Transmitter/Radiate inhibit - disables the ability of the Solid-State Power Amplifiers to
transmit by removing the radiate command line to the Transceiver Assembly.
Antenna movement inhibit - disables movement of the Antenna in either or both axes by
removing power to the servo amplifiers and holding the controller in a reset condition.

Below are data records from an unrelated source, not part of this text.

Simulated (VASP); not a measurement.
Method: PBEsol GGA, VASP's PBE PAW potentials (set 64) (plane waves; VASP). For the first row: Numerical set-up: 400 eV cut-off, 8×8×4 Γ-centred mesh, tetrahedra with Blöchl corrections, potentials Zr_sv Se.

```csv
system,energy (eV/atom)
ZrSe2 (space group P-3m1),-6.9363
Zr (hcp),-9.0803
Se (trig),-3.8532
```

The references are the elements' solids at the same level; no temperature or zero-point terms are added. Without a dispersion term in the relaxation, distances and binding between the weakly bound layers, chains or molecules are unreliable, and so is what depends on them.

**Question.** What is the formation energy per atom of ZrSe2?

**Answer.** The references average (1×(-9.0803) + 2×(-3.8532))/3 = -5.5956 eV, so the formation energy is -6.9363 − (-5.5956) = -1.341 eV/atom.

Antenna Power off - RCU commanded interlock to remove primary power to the
Pedestal using PED POWER RESET command.
4.3.1. Hardware Interlocks
Use of hardware interlocks in the Ranger-X5 electromechanically interrupt equipment operation
to protect personnel from exposed operating equipment, remove unsafe conditions, ensure safe
operations, or protect equipment from damage. These critical hardware interlocks place the radar
in a SAFE mode that could include disabling RF transmission, Antenna movement, or both RF
transmission and Antenna movement.
Any time the radar is put into operate mode when any axis was previously disabled and servo power is
commanded on, the Antenna homing sequence will be initiated.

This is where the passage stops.